TRAVERSE CITY — Traverse City’s Safe Routes to School program kicked off infrastructure improvements to better provide students safe commutes and to encourage physical activity.

A $2 million-plus grant awarded the City thru the Michigan Department of Transportation, along with $97,500 in local matching dollars, funds upgrades to 3.5 miles of sidewalks and bike lanes surrounding 10 Traverse City K-8 public and parochial schools.

Walking or biking to school was once the primary mode of transportation for students attending neighborhood schools, according to city reports. But only 56 percent of today’s students living within 1.4 miles of their school travel independently.

Central Grade School principal Toby Tisdale said among the Seventh Street school’s nearly 600 students a higher percentage of students receive transportation from parents than travel independently. The SRTS project opens access.
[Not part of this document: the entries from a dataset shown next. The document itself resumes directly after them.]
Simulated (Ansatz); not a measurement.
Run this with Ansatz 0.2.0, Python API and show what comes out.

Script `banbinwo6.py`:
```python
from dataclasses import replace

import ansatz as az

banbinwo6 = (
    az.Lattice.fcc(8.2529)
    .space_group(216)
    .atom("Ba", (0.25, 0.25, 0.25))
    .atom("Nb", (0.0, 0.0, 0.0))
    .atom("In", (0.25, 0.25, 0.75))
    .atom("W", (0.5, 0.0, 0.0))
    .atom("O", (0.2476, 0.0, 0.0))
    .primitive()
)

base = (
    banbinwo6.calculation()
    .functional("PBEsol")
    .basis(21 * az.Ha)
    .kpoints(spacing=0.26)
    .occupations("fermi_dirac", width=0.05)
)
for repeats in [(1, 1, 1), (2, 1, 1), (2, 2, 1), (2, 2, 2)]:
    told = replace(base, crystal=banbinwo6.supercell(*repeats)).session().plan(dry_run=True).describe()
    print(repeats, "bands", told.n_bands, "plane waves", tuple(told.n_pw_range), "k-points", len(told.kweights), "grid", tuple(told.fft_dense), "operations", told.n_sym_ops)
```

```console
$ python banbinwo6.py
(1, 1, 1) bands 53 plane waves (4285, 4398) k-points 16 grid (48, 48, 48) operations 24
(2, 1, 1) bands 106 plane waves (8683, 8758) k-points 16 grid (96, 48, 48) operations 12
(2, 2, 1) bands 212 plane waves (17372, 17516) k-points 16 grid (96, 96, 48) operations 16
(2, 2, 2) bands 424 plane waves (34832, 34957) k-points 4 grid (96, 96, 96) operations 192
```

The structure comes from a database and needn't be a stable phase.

“For some, there are streets that don’t have sidewalks,” Tisdale said. “A lot of the missing pieces will be filled in and help students get to school safely.”

The project has been in development since 2016.

Upgrades focus on sidewalk expansion, bike lanes, traffic calming, crosswalk improvements and signage. There is no cost to most property owners and no street closures are expected during construction periods.

Four school districts collaborated to identify areas that would meet SRTS goals.They include Traverse City Public Schools, Grand Traverse Area Catholic Schools, Traverse Bay Area Intermediate School District and Traverse City Trinity Lutheran.

“It’s the first time all the school districts came together for a public project,” said Norte Executive Director Ty Schmidt.

Norte, a nonprofit dedicated to encouraging youth biking and physical activity,along with TART Trails and other community stakeholders, helped forward the project.

Norte involved students, parents and staff in walking audits around school neighborhoods to identify safety hazards, provide first-hand experiences of safety problems, ascertain solutions and build community awareness and support for SRTS.

The SRTS project is about more than the construction pieces, Schmidt explained. It’s about the culture of getting around, the sense of knowing where you are and strengthening the social fabric.

“Integrating movement into ordinary life used to be the norm. Somewhere we lost that,” Schmidt said. He added, “This is transformational.”

City staff designed SRTS upgrades. The project’s first target for improvement is the area surrounding Eastern Elementary School on Eastern Avenue.

City Planning Director Shawn Winter said all work is expected to be completed by early fall.

“There’s a play and recreation aspect, as well as building community,” he pointed out.

The SRTS project aligns with the City’s multi-million-dollar equity-based sidewalk gap and infill project begun in 2018.

The initiative involves upgrades across more than 10 miles. Traverse Heights neighborhood, underserved with pedestrian connectivity, is a primary beneficiary. A fall completion date is expected.

“It’s an important step in increasing safe and equitable transportation in the city,”Winter said.

The city has worked toward implementing sidewalk goals set by the City Commission in 2011.

Both initiatives support the City of Traverse City’s Complete Streets Policy which facilitates safe and convenient access for all legal road users, including pedestrians.